The dimension data (DIM) layer stores conformed dimension tables — wide tables that represent the people, places, and things your business measures (such as products, locations, and customers). It is built on the concepts of dimensional modeling.
Dimensions must be conformed across your enterprise: the same dimension defined in one business process carries the same meaning in every other. For example, a province code dimension delivers the same information regardless of which business process queries it.
Define dimensions
When you build a bus matrix and divide data domains, define dimensions by analyzing your business processes.
This tutorial uses the e-commerce marketing business unit of Company A. In the transaction data domain, it focuses on the receipt confirmation business process (where a transaction is successful). Each product is assumed to be purchased and received in the same place.

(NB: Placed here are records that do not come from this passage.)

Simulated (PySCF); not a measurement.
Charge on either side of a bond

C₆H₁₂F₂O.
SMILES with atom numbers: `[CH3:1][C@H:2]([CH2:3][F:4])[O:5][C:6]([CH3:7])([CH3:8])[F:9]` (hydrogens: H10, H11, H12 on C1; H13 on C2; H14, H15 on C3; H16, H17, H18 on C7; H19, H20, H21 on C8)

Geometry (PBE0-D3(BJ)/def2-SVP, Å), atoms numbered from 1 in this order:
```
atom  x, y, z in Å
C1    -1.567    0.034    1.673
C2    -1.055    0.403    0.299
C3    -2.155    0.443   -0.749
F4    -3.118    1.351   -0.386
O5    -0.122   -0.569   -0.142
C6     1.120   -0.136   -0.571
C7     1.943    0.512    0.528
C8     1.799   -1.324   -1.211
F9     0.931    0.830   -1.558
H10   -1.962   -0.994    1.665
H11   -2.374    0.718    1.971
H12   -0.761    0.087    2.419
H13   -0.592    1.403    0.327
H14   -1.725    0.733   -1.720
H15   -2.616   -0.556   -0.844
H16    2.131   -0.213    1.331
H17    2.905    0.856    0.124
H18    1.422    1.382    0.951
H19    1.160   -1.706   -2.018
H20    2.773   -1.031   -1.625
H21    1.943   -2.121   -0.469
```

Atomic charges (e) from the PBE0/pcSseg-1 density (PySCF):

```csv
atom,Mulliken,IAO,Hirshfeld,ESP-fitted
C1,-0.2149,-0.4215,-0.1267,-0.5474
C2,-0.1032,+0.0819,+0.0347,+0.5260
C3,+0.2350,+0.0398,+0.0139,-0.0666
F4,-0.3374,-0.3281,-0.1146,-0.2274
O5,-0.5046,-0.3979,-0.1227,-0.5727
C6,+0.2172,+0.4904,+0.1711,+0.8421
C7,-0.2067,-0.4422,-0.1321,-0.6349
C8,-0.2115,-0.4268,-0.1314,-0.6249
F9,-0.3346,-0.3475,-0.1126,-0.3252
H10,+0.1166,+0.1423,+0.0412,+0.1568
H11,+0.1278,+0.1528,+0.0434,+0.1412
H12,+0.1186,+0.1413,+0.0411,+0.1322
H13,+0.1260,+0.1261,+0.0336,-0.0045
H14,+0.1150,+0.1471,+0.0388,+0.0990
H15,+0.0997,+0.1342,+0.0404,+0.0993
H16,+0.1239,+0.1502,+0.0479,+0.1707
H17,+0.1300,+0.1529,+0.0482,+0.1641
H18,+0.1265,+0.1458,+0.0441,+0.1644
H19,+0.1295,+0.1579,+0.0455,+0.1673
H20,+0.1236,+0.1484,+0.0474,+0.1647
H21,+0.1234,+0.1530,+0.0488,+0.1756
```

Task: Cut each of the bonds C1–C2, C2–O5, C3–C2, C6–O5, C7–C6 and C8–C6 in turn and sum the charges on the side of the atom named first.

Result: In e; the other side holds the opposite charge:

From the product perspective, the following dimensions apply:
-
Product ID
-
Product name
-
Product price
-
Product status: 0: new; 1: idle; 2: second-hand
-
Product category ID
-
Product category name
-
Commodity ID
-
Commodity name
-
Product sales status: 0: normal; 1: deleted; 2: taken off the shelf; 3: never put on the shelf
-
City of the product
-
Province of the product
From the place of receipt perspective, the following dimensions apply:
-
City code
-
City name
-
Province code
-
Province name
Design dimension tables
After defining dimensions, supplement data to generate dimension tables. Apply these constraints to every dimension table:
| Constraint | Value | Reason |
|---|---|---|
| Maximum table size | 10 million rows | Larger tables degrade join performance |
| Join method | MAPJOIN | Optimized for dimension-to-fact joins in MaxCompute |
| Update frequency | Infrequent | Frequent updates increase pipeline complexity |
Choose a dimension table structure
When designing a dimension table, evaluate the four factors below to decide how to structure and split it:
| Factor | When it applies | Recommended approach |
|---|---|---|
| Data stability | Dimension data rarely expires but may update at any time (e.g., member records) | Create a partition to store full snapshots. If some records never change, separate them into a historical table (partitioned by expiration time) and a daily table (currently valid records). |
| Vertical splitting | The table has many unused attribute columns, or too many attributes slow queries | Split into multiple dimension tables by attribute group |
| Horizontal splitting | Some rows are structurally distinct from the rest | Split into separate tables or add multi-level partitions |
| Query time limits | Core dimension tables have strict query time SLAs | Keep the table lean; enforce row count and column count limits |
Design steps
Follow these four steps to design a dimension table:
-
Define and conform dimensions. Establish dimensions and make sure they are conformed — consistent and reusable across all business processes in your enterprise.
-
Identify the primary dimension table. The primary dimension table is an ODS table that synchronizes directly from a source business system. For example, the
s_auctiontable records product information synchronized from the front-end product center system. This is the primary dimension table for the product dimension in this tutorial. -
Identify related dimension tables. The data warehouse aggregates data from multiple source systems. Analyze the business logic to find which tables associate with your primary dimension table. For the product dimension, related dimensions include category, seller, and shop.
-
Specify dimension attributes in two phases:
-
Phase 1: Select or derive dimension attributes from the primary dimension table.
-
Phase 2: Select or derive dimension attributes from related dimension tables — for example, from the category, seller, and shop dimension tables.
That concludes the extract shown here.